Opinion
2012-03-16
William D. AUSTIN, Plaintiff–Appellant, v. BUFFALO BILLS, INC., Defendant–Respondent.
Chiacchia & Fleming, LLP, Hamburg (Andrew P. Fleming of Counsel), for Plaintiff–Appellant. Walsh, Roberts & Grace, Buffalo (Keith N. Bond of Counsel), for Defendant–Respondent.
Chiacchia & Fleming, LLP, Hamburg (Andrew P. Fleming of Counsel), for Plaintiff–Appellant. Walsh, Roberts & Grace, Buffalo (Keith N. Bond of Counsel), for Defendant–Respondent.

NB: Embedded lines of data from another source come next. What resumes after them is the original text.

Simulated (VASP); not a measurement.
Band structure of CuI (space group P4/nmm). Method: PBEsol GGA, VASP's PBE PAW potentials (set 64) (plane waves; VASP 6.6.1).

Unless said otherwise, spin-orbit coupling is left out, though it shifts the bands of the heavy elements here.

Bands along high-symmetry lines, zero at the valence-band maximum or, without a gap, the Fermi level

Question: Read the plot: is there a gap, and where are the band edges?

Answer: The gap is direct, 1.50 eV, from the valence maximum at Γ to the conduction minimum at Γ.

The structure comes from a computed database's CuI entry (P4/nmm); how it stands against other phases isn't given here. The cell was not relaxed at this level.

PRESENT: CENTRA, J.P., LINDLEY, SCONIERS, AND MARTOCHE, JJ.
MEMORANDUM:
Supreme Court properly granted defendant's motion seeking summary judgment dismissing the complaint. Plaintiff was injured while working as a security guard during a home game of the Buffalo Bills football team. Plaintiff was positioned on the field near the end zone when two players left the field of play and collided with him. The court properly determined that plaintiff assumed the risk of his injury. Where, as here, the plaintiff fully comprehended the risks or the risks are “ ‘perfectly obvious, [then the] plaintiff has consented to them and [the] defendant has performed its duty’ ” ( Morgan v. State of New York, 90 N.Y.2d 471, 484, 662 N.Y.S.2d 421, 685 N.E.2d 202, quoting Turcotte v. Fell, 68 N.Y.2d 432, 439, 510 N.Y.S.2d 49, 502 N.E.2d 964; see Bereswill v. National Basketball Assn., 279 A.D.2d 292, 293, 719 N.Y.S.2d 231; Cannavale v. City of New York, 257 A.D.2d 462, 462–463, 683 N.Y.S.2d 528). Plaintiff's contention that he was under an inherent compulsion to assume the risk is raised for the first time on appeal and thus is not properly before us ( see Ciesinski v. Town of Aurora, 202 A.D.2d 984, 985, 609 N.Y.S.2d 745). In any event, that contention is without merit ( see generally Benitez v. New York City Bd. of Educ., 73 N.Y.2d 650, 658–659, 543 N.Y.S.2d 29, 541 N.E.2d 29).
It is hereby ORDERED that the order so appealed from is unanimously affirmed without costs.